Marina Abramović: In Residence

For 12 days this winter, Pier 2/3 in Sydney was the site of a truly innovative and remarkable art project. Kaldor Public Art Projects facilitated an interactive performance workshop conceived by Marina Abramović, a pioneer of performance as a visual art. The Abramović residency encouraged the public to enact seven works refined by Abramović throughout her incredible 40-year career.

Arriving at Pier 2/3 I really did not know what to expect. I had purposefully refrained from reading any coverage on the project so as to maintain clarity when forming my own opinions about Abramović’s residency. Upon entering I was instructed to place all of my belongings, including my watch, in a locker and enter a warm-up space. Having locked away any measure of the moment in a locker, I entered a timeless space intended to foster the tenets of the Abramović method – mindfulness and contemplation on the present moment. The first room facilitated a series of physical warm-ups, which were presented on large screens, looping to a narration of Abramović, intended to stimulate the senses and open cognitive passages to a place where the cultivation of contemplation and mindfulness is achievable.

Having completed my warm-ups, I put on sound cancelling headphones and entered the workshop space, to be taken by the hand from a figure dressed in all black and escorted to a chair facing a sheet of cobalt blue cardboard. The purpose of Looking At Colour, I assumed, was to sit and contemplate the vibrant hue and ease into a series of arduous tasks that require concentration and willpower to slow down the mind. I found it at first really difficult to focus on this mundane task after the excitement and cultish fervour I was experiencing no less than 15 minutes ago, in the line outside amid other curious people awaiting to enter the Abramović experience.

Eventually boredom got the better of me with this task and upon standing again my hand was taken by a figure in black to Mutual Gaze. I was seated opposite another young woman and as the minutes passed I found it easier and more comfortable to meet her direct gaze. We rarely just sit and stare into the eyes of the stranger, however I found that the initial feelings of examination surrendered to a seemingly unending, unspoken moment of mutual coherence.

Additional to Looking At Colour and Mutual Gaze were the exercises Slow Walk, Platform and Beds, which are all documented online (so I won’t go into them here), as well as the final exercise that I participated in – Counting Rice. The exercise involved separating grains of rice from a pile of black lentils, and then counting them, however when I was ready to participate, there was not actually a free space. I found myself pacing around the table of 40-odd people, observing the methods they had implemented to systemize and count the grains. I was impressed with one man who, having presumably counted his, was fashioning his rice and lentils into an ornate equation that testified to the quantity of rice and lentils he had been given. I could not stifle this overwhelming desire to count rice and lentils, which amused and frustrated me, as I can imagine the repetitive structure of this task would, yet I could not leave without doing it! I thought “I have never once been bored at home and thought, I know, I will count some lentils and rice!” The activity itself is not exciting, however I felt like I needed to endure the very slowness of the task in order to cultivate the mindset that repetition brings about. It is this state of mindfulness that is at the very core of Marina Abramović’s practice.

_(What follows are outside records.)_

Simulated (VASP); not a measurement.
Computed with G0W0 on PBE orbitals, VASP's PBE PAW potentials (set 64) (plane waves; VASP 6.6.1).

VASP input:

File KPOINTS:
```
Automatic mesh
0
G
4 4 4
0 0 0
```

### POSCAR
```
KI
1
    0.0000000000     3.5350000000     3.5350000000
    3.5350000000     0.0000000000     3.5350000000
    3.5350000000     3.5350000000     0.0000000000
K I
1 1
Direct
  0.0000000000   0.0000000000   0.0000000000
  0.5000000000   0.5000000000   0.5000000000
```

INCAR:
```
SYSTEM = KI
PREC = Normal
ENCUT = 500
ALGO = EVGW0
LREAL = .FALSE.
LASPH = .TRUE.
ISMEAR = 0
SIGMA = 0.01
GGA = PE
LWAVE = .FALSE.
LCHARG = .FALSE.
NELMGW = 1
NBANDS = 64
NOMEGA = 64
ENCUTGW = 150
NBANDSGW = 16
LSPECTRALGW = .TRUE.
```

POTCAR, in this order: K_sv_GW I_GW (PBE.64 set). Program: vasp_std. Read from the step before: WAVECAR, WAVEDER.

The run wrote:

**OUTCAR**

If you would like to know more about Marina Abramović, I highly recommend watching The Artist is Present, a documentary made in 2012 by Matthew Akers and Jeff Dupre that shadows Abramović’s preparation for her retrospective at MoMA, New York.

Or, if you have big bucks to spend and a desire to head to Hobart, David Walsh is presenting the exhibition Marina Abramović Private Archaeology at MONA until Oct 5, 2015.